The trouble with snow, Maine and the tourist-drenched town of Freeport is that you can never tell what is a legitimate parking spot and what it made up.
Behind the Rite Aid, where I'd stopped to buy some forgotten items from home, I parked next to a car that was behind the building.
In all honesty, it was probably wishful thinking on my part, that the place was actually a spot. And I, with my loathsome MA license plate, was looked upon with disdain, when I returned to my spot after my errand, by the pepe unloading trash into the dumpster situated next to my made up parking spot .
I smiled at him and said, "Hi."
He looked at my car and said, "Chuh, this is a bad spot," in his Lewiston-y French Canadian accent (hence my naming him a pepe).
A crunchy, compact layer of snow is compressed onto all lots, so it's "use your imagination" time when in comes to parking.
I'm so self conscience, having a MA license plate here in Freeport. And staying at the relatively "swanky" Hilton. I want to holler to all prejudiced locals, "But I worked at M a st La ndin g! I'm relatively local! I know this area!"
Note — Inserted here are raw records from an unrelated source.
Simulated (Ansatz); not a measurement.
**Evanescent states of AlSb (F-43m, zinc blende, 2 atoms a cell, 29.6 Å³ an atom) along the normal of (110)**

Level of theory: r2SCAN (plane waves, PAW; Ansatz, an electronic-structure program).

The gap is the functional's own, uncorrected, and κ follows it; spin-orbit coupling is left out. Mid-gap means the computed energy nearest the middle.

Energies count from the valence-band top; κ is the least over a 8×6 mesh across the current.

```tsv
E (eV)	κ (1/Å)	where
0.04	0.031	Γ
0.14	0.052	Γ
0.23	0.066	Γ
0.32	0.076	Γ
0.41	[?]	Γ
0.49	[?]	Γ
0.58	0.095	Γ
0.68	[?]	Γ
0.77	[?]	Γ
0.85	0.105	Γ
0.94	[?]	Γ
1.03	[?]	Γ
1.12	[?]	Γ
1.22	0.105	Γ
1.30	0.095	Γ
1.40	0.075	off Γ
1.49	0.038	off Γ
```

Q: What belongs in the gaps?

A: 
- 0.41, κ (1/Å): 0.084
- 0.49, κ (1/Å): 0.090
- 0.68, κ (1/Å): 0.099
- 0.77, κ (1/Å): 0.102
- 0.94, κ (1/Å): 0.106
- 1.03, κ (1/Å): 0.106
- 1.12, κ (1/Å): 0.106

'Tis no use. With the license plate from the Commonwealth of Massachusetts comes all its inherent Mass-hole prejudices, no matter the fact that I've driven down Bow St a bigillion times to get to work, no matter that I lived in five different towns and worked in 12 different towns of Maine. I have the dread Mass plates. I am guilty of being not from here.
Sad.
And also a microcosm of my feelings on being in Wey-boring again, instead of up here.